The Modern Exposure Reality

Exposure management is no longer a simple vulnerability management problem. It is a problem of continuously understanding what is operating, communicating, and creating exposed attack paths across dynamic environments.

Vectra AI analyzed customer environments to understand asset change, unmanaged devices, AI-agent presence, and attacker-relevant exposure conditions.

Observation #1 — Asset change was universal across observed environments

100%

of analyzed environments experienced newly observed hosts in just 14 days.

Modern enterprise environments are continuously changing faster than static inventories can accurately track.
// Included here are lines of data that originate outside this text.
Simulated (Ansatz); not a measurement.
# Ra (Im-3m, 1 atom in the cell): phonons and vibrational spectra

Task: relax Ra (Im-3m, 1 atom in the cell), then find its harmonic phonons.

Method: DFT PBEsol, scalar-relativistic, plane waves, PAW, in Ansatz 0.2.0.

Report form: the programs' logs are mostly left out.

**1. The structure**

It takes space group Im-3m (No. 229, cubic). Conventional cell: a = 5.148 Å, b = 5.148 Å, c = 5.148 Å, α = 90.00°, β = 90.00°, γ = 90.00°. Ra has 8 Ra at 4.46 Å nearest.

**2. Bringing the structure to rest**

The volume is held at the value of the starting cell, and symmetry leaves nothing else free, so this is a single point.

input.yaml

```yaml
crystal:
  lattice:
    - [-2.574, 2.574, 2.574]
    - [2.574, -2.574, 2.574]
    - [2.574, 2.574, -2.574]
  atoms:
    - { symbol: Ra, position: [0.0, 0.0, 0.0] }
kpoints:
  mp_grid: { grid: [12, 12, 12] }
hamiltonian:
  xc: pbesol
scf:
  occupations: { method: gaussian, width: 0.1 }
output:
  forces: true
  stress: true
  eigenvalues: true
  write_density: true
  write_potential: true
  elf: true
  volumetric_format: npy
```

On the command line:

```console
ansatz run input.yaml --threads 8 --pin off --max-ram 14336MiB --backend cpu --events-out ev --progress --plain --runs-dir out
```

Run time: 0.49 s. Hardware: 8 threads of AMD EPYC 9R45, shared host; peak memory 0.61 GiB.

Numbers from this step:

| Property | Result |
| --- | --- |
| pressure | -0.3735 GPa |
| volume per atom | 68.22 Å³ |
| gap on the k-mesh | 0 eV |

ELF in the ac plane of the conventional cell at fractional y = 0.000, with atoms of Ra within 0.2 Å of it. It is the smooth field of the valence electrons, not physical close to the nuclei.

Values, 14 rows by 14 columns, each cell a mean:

14-Day Asset Change Observation
249 Median newly observed hosts per environment
90% Environments with new host roles
83% Environments with new device types
7 Median new device types per environment
44 90th percentile, new device types
399 Maximum new device types observed
What this means

Environments are continuously introducing new assets and device types, creating persistent uncertainty around ownership, role, management status, coverage, segmentation, communication behavior, and whether new assets create paths attackers could use.

Observation #2 — EDR visibility does not extend to the entire environment

>30%

of devices are unmanaged on average.

These assets can operate outside agent-based visibility.

What this means

Organizations cannot assume endpoint tools provide complete visibility. Many assets remain outside agent-based coverage, creating blind spots that leave potential attack paths unmonitored.

Observation #3 — AI-agents and non-human actors are already material

96:1

maximum observed AI-agent to device ratio.

In some environments, AI agents and non-human actors already outnumber traditional devices at a massive scale.

90-Day AI-Agent Observation
1.17:1 Median agent-to-device ratio
0.15:1 Minimum agent-to-device ratio
What this means

Security teams need visibility beyond users and devices. AI agents, service accounts, automation pipelines, APIs, and other non-human identities are now active operational actors that create new access paths, communication flows, and potential attack paths.

Observation #4 — Attacker-relevant exposure conditions remain widespread

98%

of analyzed environments had at least one attacker-relevant exposure condition present.

Legacy protocols, weak cryptography, credential exposure, and risky services remain widespread across modern environments.

Most commonly observed exposure conditions · Past 30 days

  • Deprecated TLS client96%
  • Expired certificates91%
  • NetBIOS86%
  • Plaintext passwords85%
  • Deprecated TLS server82%
  • Certificates expiring soon82%
  • Credential files in SMB81%
  • FTP73%
  • SMBv1 server61%
  • Telnet57%
  • SMBv1 client55%
  • Exposed RDP46%

These conditions can help attackers gain access, move laterally, steal credentials, weaken encryption, or expand control once inside an environment.

What this means

Attacker-relevant exposure is widespread, but not all conditions carry equal risk. Security teams need context to understand which conditions are merely present, which ones create exploitable attack paths, and which ones should be remediated first.

Where exposure management goes next

The future of security exposure management

Modern environments are dynamic, interconnected, and expanding faster than traditional security models can track. Exposure management must become continuous, contextual, and operational so that teams can identify and reduce exposed attack paths before attackers use them.

01

Continuous Visibility

Understand what is operating, how it's communicating, and what has changed.

02

Context + Prioritization

Focus on exposure conditions that create or extend exposed attack paths.

03

Action + Remediation

Address issues across assets, identities, and environments with operational context.

04

Validate + Reduce Risk

Continuously validate that exposure has been reduced and risk is meaningfully lowered.